Thirteen years ago David Harris stood up in Judith Brin Ingber's living room and started to sing. And he didn't stop with just one song. He had ten tunes in his repertory, and he shared each one with Ingber. The songs those of Sephardic Jews, were ones Harris, a classically trained singer, had picked up in his studies of folk and world music. Ingber had recently returned home from several years spent in Israel performing in the Batsheva and Inbal dance companies and raising her small children with husband Jerome, and found herself "completely smitten."
Thus Voices of Sepharad was born. The duo was soon joined by percussionist Mick LaBriola, forming what is today a vibrant three-member collective of performers dedicated to exploring Sephardic traditions of music (performed on guitar, oud, saz, and violin), dance (in styles similar to flamenco), and storytelling. In Judaism, says Ingber, "thirteen is a good-luck number. [At that age] you become a responsible member of the community. You count." Hence the reasoning behind the troupe's 13th-anniversary celebration this weekend at the Southern Theater. "We should have a bar mitzvah," laughs Ingber, age 54, now also a teacher and writer. "We're getting vintage and mature, and we've stayed together."
The subject of Harris, Ingber, and LaBriola's passion, the Sephardic Jews, has a long and complex history--one that unfolded as the group began to study ancient texts, travel abroad, and encounter Sephardic people throughout their tours. This ethnic group first emerged in Spain and Portugal during the Eighth Century, although some accounts place them in the region as early as Roman times. They created a rich artistic and commercial culture that thrived along with the Moor occupation of the Iberian Peninsula.

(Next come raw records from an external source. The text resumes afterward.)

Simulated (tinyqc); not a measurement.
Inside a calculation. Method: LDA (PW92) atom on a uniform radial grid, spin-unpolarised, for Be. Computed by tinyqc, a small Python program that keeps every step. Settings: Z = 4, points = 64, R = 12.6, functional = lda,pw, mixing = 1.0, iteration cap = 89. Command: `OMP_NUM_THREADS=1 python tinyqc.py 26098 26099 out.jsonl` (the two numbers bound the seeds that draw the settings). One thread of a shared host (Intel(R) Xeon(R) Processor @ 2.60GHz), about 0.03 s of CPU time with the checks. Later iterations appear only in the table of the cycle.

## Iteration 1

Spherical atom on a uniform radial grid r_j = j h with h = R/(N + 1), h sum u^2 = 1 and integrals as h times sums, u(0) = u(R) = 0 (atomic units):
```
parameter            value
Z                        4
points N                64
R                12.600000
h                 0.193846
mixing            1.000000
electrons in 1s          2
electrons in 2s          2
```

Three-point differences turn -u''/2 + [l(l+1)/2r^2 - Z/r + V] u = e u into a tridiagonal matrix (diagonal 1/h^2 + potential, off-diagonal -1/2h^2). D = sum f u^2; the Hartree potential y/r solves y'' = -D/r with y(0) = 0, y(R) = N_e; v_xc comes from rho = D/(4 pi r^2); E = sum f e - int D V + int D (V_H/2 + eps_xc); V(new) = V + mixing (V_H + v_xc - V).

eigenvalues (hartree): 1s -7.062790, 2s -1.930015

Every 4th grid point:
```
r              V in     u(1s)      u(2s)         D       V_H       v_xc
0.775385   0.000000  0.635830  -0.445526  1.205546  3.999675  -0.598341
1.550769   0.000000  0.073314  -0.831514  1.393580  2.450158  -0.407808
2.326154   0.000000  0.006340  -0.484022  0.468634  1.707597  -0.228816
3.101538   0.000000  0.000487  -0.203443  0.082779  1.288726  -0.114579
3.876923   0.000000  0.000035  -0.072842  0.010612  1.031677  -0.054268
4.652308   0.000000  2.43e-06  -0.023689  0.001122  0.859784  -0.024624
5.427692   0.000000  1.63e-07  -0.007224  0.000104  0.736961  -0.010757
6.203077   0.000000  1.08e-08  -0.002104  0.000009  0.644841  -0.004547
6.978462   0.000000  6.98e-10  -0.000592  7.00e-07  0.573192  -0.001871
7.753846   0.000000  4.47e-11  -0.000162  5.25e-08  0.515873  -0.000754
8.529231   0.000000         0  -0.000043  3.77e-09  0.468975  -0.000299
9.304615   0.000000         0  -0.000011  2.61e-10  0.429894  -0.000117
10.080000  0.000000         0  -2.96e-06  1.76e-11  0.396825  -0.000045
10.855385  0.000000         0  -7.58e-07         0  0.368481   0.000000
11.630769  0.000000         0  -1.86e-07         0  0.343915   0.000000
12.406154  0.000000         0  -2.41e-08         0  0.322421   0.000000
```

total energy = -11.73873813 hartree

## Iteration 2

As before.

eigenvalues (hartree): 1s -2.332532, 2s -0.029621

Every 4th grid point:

During the 14th Century, however, Catholicism rose in Spain, and the Jews were the first to feel the new regime's intolerance. According to Harris, who has studied the Spanish Inquisition by reading its original edicts, "there were devastating riots in which whole Jewish quarters were burned down and people were murdered. As a result, many converted to Christianity to avoid the wrath of the public." These conversos were ultimately accused of practicing Judaism in private and thus became prime targets for the Spanish Inquisition's chief instrument of terror, the auto-da-fé.
By 1492, when Christopher Columbus sailed for America, King Ferdinand and Queen Isabella had sharpened their attack on the Sephardic Jews; soon all were expelled from Spain. They scattered throughout southern Europe and North Africa, eventually settling their largest enclaves in Istanbul, the Balkans, Morocco, and Salonica in Greece. The Jews were also driven from Mexico into the southwestern United States as the Inquisition continued south of the border well into the mid-1800s. Today, one can still encounter secret Jewish communities in Arizona where candles are lit inside cupboards and the language of "Ladino" or "Judeo-Spanish," a Castilian dialect that has not changed much in 600 years, can be heard and spoken. (Ingber and Harris have both encountered such communities in the United States and abroad.)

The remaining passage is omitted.